Midterm Preview: Races With Climate/Energy/Environmental Implications
There are a lot of these sort of lists floating around today, but I couldn’t help chiming in. So, without further ado, here’s my list of the races with the biggest climate/energy/environment implications:
Alaska: Sen. Lisa Murkowski (R-Alaska) is facing off against Republican Joe Miller, a Tea Party favorite, and Democrat Scott McAdams. The Associated Press reports that all the candidates engaged yesterday in a last-minute push to gain votes. Even Bill Clinton got in on the action, doing a robocall for McAdams. This race is hugely important on the energy front because Murkowski is the ranking Republican on the Senate Energy and Natural Resources Committee. Despite her opposition to recent cap-and-trade proposals, she has worked closely over the years with committee Chairman Jeff Bingaman (D-N.M.), most notably on their comprehensive energy bill, which received bipartisan support in committee, but never made it to a floor vote (much to Bingaman and Murkowski’s chagrin). If Murkowski loses, Alaska loses a senator with seniority on energy issues, and that’s exactly the message Murkowski has been sending in campaign speeches.
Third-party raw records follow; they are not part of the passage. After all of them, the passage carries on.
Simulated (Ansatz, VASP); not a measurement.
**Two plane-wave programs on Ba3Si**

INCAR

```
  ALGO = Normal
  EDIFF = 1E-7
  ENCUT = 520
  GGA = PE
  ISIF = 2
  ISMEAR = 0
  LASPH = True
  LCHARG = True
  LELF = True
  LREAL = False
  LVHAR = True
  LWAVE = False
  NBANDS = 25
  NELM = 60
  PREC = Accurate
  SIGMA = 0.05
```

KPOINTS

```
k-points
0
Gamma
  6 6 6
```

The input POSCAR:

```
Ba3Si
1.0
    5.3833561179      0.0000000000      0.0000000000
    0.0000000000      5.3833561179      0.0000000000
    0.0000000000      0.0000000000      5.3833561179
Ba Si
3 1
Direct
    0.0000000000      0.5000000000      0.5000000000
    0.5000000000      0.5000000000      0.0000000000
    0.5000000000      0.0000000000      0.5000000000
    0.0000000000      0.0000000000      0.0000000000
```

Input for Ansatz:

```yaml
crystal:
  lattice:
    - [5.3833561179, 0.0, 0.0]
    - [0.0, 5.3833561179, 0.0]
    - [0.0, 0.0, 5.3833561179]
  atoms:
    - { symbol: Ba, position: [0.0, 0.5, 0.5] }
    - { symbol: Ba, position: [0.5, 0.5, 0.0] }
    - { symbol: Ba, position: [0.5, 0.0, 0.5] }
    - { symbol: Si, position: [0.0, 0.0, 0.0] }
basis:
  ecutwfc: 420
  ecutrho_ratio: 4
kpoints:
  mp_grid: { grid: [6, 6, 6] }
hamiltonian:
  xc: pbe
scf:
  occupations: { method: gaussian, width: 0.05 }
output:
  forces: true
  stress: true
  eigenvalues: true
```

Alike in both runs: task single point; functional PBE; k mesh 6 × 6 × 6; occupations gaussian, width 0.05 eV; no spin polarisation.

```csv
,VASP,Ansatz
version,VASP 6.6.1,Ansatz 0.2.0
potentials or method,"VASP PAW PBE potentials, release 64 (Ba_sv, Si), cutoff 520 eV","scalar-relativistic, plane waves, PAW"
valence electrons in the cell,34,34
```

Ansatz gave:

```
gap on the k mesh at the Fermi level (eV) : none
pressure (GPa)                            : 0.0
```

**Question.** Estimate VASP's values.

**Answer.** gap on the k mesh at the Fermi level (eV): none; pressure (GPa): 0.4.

California: Sen. Barbara Boxer (D-Calif.) is in a tight race with her Republican opponent Carly Fiorina. Boxer is the head of the Senate Environment and Public Works Committee and has been a key player in drafting climate change legislation (remember the Kerry-Boxer bill?). But amid accusations that she is too partisan, Boxer played a largely behind-the-scenes role in the most recent Senate run at climate change legislation. Instead, a bipartisan trio of lawmakers — Sens. John Kerry (D-Mass.), Joseph Lieberman (I-Conn.) and, for a while a least, Lindsey Graham (R-S.C.) — took the lead. Fiorina, for her part, has raised questions about climate science.
Colorado: This race is mostly important because of the extent to which environmentalists don’t want Sen. Michael Bennet’s (D-Colo.) opponent, Ken Buck, to win. The League of Conservation Voters and the Sierra Club have trashed Buck in ads, highlighting his comments questioning whether climate change is man-made. Environmentalists have made Buck the poster child of Republican climate skeptics running this cycle. For his part, Buck’s spokesman said his official position is this: “Ken believes climate change is occurring, but that it’s natural more than man-made.” Bennet, for his part, has said he does not support the House version of cap-and-trade, but his campaign said recently that he would support a “well-thought-out, market-based bill.” Buck’s campaign jumped on the comments, saying Bennet’s position on the issue is unclear.
Nevada: Sen. Harry Reid’s (D-Nev.) re-election bid has to make pretty much every one of these lists because, well, he’s the Senate majority leader. His opponent, Tea Party darling Sharron Angle, is slightly ahead in polls. While Reid has faced some criticism from environmentalists, often not in public, for being too hesitant to move forward on climate and energy legislation, most fear the implications of a loss by Reid. Though prospects for a comprehensive climate bill are next to non-existent in the next two years, environmentalists are hoping to pass a number of energy/environment bills next year, including proposals to incentivize electric vehicles, weatherize homes, respond to the oil spill and require that a certain portion of the country’s electricity come from renewable sources like wind and solar.
VA-5: Freshman Rep. Tom Perriello is in a tight race against state Sen. Robert Hurt (R). The Perriello race is seen by many Republicans as a referendum on President Obama’s policies. Perriello, from a conservative Southern Virginia district, voted for both cap-and-trade and the health care bill and has been taking flack at home for it. In an attempt to come to Perriello’s rescue, environmentalists have run ads criticizing Hurt as a friend of big oil. Even President Obama got in on the action, campaigning for Perriello late last week.
MN-8: Rep. James Oberstar (D-Minn.), who chairs the House Transportation and Infrastructure Committee, is in a nail biter against his Republican challenger, Chip Cravaack. The latest polls show the race incredibly tight. Oberstar, as head of the transportation panel, is one of the key lawmakers charged with reviewing pipeline safety in the aftermath of a massive oil pipeline spill in Michigan and a natural gas pipeline explosion in California.
While the latest polling says that Prop 23, which would essentially overturn California’s landmark climate change law, will fail, it’s still on our radar.
The lesser-known California ballot initiative, Prop 26 would require a two-thirds majority vote for the state legislature to impose any new fee on industry. If it passes, it could also impact the state’s climate law because it would make it difficult to enforce through the legislature, the Los Angeles Times notes.